How Can I Implement Custom Response Parsing with HTTParty?
HTTParty provides several powerful mechanisms for implementing custom response parsing, allowing you to process API responses in ways that go beyond the default JSON and XML parsing. Whether you're dealing with custom data formats, need specialized validation, or want to transform responses into domain-specific objects, HTTParty's flexible parsing system has you covered.
Understanding HTTParty's Response Parsing System
HTTParty automatically detects and parses common response formats like JSON and XML based on the Content-Type
header. However, when working with APIs that return custom formats or when you need specialized processing, you'll need to implement custom parsing logic.

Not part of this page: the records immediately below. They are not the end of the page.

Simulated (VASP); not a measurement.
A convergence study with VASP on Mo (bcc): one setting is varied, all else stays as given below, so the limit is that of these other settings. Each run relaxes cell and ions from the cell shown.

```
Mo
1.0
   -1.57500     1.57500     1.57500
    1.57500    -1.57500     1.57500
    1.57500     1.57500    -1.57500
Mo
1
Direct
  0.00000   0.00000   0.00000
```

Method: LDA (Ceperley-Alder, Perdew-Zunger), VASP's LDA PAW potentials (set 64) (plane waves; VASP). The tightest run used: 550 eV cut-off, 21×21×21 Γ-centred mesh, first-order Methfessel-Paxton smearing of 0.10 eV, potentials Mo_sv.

Method 1: Using Custom Parser Classes
The most robust approach is to create custom parser classes that implement HTTParty's parser interface. This method gives you complete control over how responses are processed.
Creating a Custom Parser
# Custom CSV parser
class CSVParser < HTTParty::Parser
SupportedFormats = {
'text/csv' => :csv,
'application/csv' => :csv
}.freeze
def csv
require 'csv'
CSV.parse(body, headers: true, header_converters: :symbol)
end
end
# Custom XML parser with additional processing
class CustomXMLParser < HTTParty::Parser
SupportedFormats = {
'application/xml' => :custom_xml,
'text/xml' => :custom_xml
}.freeze
def custom_xml
require 'nokogiri'
doc = Nokogiri::XML(body)
# Custom processing logic
{
metadata: extract_metadata(doc),
items: extract_items(doc),
parsed_at: Time.current
}
end
private
def extract_metadata(doc)
{
version: doc.at('//version')&.text,
timestamp: doc.at('//timestamp')&.text
}
end
def extract_items(doc)
doc.xpath('//item').map do |item|
{
id: item['id'],
name: item.at('name')&.text,
value: item.at('value')&.text&.to_f
}
end
end
end
Registering and Using Custom Parsers
class APIClient
include HTTParty
base_uri 'https://api.example.com'
# Register custom parsers
parser CSVParser
parser CustomXMLParser
def self.fetch_csv_data
get('/data.csv')
end
def self.fetch_xml_report
get('/reports/latest.xml')
end
end
# Usage
csv_data = APIClient.fetch_csv_data
puts csv_data.class # => Array (from CSV parser)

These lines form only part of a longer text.